Updated by hsbt (Hiroshi SHIBATA) over 6 years ago
- Assignee set to k0kubun (Takashi Kokubun)
Updated by k0kubun (Takashi Kokubun) over 6 years ago
- Related to Feature #14492: iseq loading + caching should be in core added
Updated by k0kubun (Takashi Kokubun) over 6 years ago
- Status changed from Feedback to Rejected
A big question though is if the binaries can have some sort of manifest that allows you to run a pre-processor and do a simple string replace?
This might resolve performance decrease in indirection. But the optimized code relies on the runtime value of call cache. So even if we cache it, we can't use such code until we call them. One option is loading it after first call, but it may have different cache for early calls.
but GCC is slow and running it 5000 times takes a very very long time.
Do we really need to load JIT-ed 5000 methods from first? MJIT would compile methods which need to be JIT-ed first. So the boot time should not require 5000 times compilation. Also JIT is basically for long running program. Thus I don't think it's not a fatal problem. I think this is too early to introduce while JIT compiler is massively changed.

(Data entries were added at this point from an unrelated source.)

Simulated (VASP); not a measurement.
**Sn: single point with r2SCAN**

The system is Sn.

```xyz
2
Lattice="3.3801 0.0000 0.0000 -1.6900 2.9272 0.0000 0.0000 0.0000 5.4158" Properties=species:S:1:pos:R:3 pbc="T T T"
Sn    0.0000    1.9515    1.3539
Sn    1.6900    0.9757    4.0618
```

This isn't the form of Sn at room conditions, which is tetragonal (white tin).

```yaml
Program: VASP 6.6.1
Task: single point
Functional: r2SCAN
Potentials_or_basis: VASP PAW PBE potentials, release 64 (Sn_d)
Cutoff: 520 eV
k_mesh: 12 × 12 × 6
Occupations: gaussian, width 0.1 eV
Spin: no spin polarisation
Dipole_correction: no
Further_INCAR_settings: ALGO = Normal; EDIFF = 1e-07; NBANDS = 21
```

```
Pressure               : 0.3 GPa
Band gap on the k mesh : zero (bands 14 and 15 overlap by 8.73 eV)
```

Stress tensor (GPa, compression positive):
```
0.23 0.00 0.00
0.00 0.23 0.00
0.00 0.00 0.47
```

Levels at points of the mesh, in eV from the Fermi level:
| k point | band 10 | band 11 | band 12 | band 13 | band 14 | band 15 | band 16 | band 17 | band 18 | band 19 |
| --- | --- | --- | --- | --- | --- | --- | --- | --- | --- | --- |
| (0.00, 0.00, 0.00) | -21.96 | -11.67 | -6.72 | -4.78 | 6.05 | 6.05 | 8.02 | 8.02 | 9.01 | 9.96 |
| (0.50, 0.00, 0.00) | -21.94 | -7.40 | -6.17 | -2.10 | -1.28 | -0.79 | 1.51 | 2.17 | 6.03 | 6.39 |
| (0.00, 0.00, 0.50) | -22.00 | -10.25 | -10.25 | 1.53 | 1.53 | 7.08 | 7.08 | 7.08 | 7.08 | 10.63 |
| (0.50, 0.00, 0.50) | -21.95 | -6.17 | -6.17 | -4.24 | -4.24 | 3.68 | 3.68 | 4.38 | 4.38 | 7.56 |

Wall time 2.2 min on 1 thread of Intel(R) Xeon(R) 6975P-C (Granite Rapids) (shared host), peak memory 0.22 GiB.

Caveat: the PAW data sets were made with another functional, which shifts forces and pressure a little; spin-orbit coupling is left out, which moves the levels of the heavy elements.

I still agree that the problem yomikomu/bootsnap solves is good to be addressed. But it's for Feature #14492.
Let me consider this again at least after Feature #14492 is introduced. Please let me focus on other problems, especially on Bug #14490.
Updated by Eregon (Benoit Daloze) over 6 years ago
One simple way that might help here is to make the default for --jit-min-calls much higher.
Compiling after only 5 calls by default seems very early.
Figuring out a better compilation threshold or heuristic would compile much less during RubyGems and Rails boot.
Updated by k0kubun (Takashi Kokubun) over 6 years ago
I agree with the direction. After resolving the slowness on Rails, we might be able to tune the default for discourse benchmark or something, to improve the boot time.
Updated by wanabe (_ wanabe) over 6 years ago
- File 14489.patch 14489.patch added
.o file may be reusable if it can be separated from embedded value.
How about extern const TYPE var;
place holders and other .c file that defines const TYPE var = (val)
?
Here is a just PoC patch based on r62681 and a result example.
$ rm -r ~/.cache/ruby-mjit
$ time ruby --jit-wait --jit-cache-objs -e 'nil'
real 0m18.714s
user 0m17.718s
sys 0m1.828s
$ time ruby --jit-wait --jit-cache-objs -e 'nil'
real 0m1.656s
user 0m1.289s
sys 0m0.650s
$ time ruby --jit-wait -e 'nil'
real 0m16.731s
user 0m15.989s
sys 0m1.236s
$ find ~/.cache/ruby-mjit -name "*.o"|wc -l
87
Updated by k0kubun (Takashi Kokubun) over 6 years ago
We should make sure what we're going to solve here first before introducing such mechanism. At least I prefer having Feature#14492 first and I suspect boot time would not be the issue after that. With --jit enabled, it takes time to wait for shutting down MJIT worker and it's sometimes considered as kind of boot time issue for short running scripts, but it's totally different issue from this ticket.
And I also suspect that the cached code might be inefficient because some aggressive optimization using cache like class_serial would be unavailable. Just translating instructions to native code wouldn't make big difference from VM execution, and we need inlining which depends on cache key that can't be known before execution. Then it may become even slower than original ISeq execution by increasing the number of VM invocations.
Updated by vmakarov (Vladimir Makarov) over 6 years ago
On 03/07/2018 08:50 AM, takashikkbn@gmail.com wrote:
Issue #14489 has been updated by k0kubun (Takashi Kokubun).
We should make sure what we're going to solve here first before introducing such mechanism. At least I prefer having Feature#14492 first and I suspect boot time would not be the issue after that. With --jit enabled, it takes time to wait for shutting down MJIT worker and it's sometimes considered as kind of boot time issue for short running scripts, but it's totally different issue from this ticket.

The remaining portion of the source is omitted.